By Dianne Lowe-Breakfield
If my aging memory serves me correctly, he was about five or six years old. He was such a beautiful boy, with the sweetest personality. Saying I was, am, a very proud grandmother is, was, an understatement. I was never one of those people who thought Barbie dolls and dancing was just for girls, so when my daughter told me she had enrolled my oldest grandson in dance, I was excited for both of them.
When the recital came, I was there right beside his mom, ready to enjoy all that he had learned that year in dance. Before he took the stage, he asked her and me to bend over and listen to him. We exchanged bemused looks and bent over as the child had requested. He tenderly, yet purposefully, placed one hand on his mother’s cheek and the other on mine. Then, he looked us both deeply in the eyes and said, "I promise I will dance if both of you shut your eyes and don't watch."
Both my daughter and I looked him in the eye, and promised not to watch him dance. We then exchanged amused looks and giggled all the way to our seats.
The curtain came up, the lights shined down on the dance group and glinted off of their matching dance outfits, and then the music began. The children were all just so cute. You could hear the oohs and aahs from all over the theater as they twirled and whirled around the stage, some losing step, some falling down, some hitting every step like a pro. All that is, except for one small, blonde haired boy who stood perfectly still in the same place his teacher told him to be when his class took the stage. He didn't take a single step left or right, nor did his gaze leave his shoes until the routine was complete. He then took his place in line and walked off the stage with the rest of his group.
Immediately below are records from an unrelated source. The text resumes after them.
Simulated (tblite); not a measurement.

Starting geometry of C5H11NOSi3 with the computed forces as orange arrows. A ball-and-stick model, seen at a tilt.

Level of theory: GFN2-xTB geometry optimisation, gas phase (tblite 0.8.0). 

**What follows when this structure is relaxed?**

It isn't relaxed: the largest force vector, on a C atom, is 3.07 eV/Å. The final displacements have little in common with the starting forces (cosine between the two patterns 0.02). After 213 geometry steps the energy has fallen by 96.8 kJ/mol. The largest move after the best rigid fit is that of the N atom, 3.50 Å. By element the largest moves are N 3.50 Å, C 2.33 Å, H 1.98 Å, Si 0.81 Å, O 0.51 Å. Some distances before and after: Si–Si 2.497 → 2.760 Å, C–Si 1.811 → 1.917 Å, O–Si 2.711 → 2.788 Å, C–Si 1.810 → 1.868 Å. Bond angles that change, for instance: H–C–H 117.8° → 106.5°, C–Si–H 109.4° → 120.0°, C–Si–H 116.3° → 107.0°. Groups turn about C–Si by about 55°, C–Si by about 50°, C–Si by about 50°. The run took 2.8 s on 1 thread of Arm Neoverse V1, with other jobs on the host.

My daughter and I looked at each other and laughed harder than I can remember us laughing together in a long time. We barely caught our breath when he came running out of the back and down the aisle toward us, looking so proud. For the life of me I cannot remember if it was her or me who said to him, "You didn't even dance. You just stood there."
Without even missing a beat, he looked at us both with total disapproval and simply stated, "You looked."